France could be called the Tale of Three Jews.
The first Jew is most likely Ashkenazic, and either comes from several generations of French descent or has succeeded financially in French society. This Jew is affiliated with the French community-at-large.
The second Jew is most likely Sephardic, perhaps of North African in origin, who is at most, second generation born in France. He or she is Orthodox and likely poor. This Jew is also affiliated with the community-at-large.
The third Jew is the one we did not meet. This Jew represents at least one third, but, perhaps, up to 50 percent the Jews in France. He or she is unaffiliated with the community-at-large.
For all the Jews we met, and I suspect, including those in the third group, the most influential recent event that impacted their lives as Jews living in France, occurred on July 29, 2014. It was a day of mass demonstrations against the "Israel War against Gaza." It was a day in which shouting of death to the Jews was heard in the streets of Paris.
This date marked increased instability in Seychelle, a town 30 minutes from Paris, with a population of 60,000, including a Jewish population of 15,000. Even though a demonstration permit for a march against Israel’s actions in Gaza had been denied by the police, as the march’s route was to run by Jewish schools and synagogues and in heavily Jewish neighborhoods, the demonstration still took place.

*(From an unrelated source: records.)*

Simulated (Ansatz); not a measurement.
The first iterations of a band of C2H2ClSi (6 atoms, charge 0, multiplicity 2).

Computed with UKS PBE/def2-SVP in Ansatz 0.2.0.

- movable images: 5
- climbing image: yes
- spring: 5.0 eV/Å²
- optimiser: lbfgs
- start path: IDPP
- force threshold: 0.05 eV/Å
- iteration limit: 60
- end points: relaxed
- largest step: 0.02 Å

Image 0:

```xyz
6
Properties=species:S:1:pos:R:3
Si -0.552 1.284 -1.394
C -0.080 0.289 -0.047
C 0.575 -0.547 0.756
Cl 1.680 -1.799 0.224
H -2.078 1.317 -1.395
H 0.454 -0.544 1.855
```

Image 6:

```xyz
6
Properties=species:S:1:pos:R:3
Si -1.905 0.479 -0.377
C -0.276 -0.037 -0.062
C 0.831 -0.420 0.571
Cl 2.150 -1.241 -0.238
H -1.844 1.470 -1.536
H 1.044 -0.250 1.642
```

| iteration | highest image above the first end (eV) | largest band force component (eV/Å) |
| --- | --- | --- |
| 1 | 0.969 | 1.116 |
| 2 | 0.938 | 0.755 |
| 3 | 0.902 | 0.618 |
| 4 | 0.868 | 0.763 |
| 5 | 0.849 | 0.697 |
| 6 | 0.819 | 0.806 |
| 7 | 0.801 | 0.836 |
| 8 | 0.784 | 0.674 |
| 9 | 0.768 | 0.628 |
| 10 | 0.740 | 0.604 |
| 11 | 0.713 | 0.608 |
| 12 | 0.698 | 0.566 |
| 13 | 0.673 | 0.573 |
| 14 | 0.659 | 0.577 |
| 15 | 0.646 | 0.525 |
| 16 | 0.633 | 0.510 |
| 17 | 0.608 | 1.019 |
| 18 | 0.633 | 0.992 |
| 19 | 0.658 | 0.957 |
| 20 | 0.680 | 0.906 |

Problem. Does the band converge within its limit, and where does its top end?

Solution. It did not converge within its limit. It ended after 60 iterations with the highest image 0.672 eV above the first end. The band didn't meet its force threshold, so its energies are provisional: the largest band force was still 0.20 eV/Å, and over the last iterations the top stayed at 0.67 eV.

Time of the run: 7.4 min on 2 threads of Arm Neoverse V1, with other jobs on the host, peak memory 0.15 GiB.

For several hours anti-Semitism in the streets was widespread and boisterous and included, attempts at kidnapping and rape. Jews could be seen fighting off their attackers with sticks. What happened later at Charlie Hebdo and Hyper Cache had just upped the ante, the game was already in progress. To a person, those with whom we met, be they Jew-one or Jew-two, believed that the recent marches were about the French and France, not about the Jews. There is widespread view that many of those who marched in the streets in solidarity with Charlie Hebdo in January were or could have been the same as those who marched in the streets in July.
World War II is not over in France. You can walk the streets of Paris noting the plaques on buildings from which Jews were deported. You can listen to the young non-Jewish cab driver describe buildings that were used by the German Army. And you hear about World War II from nearly all the Jews, now focused on anti-Semitism and the growing Islamization of France.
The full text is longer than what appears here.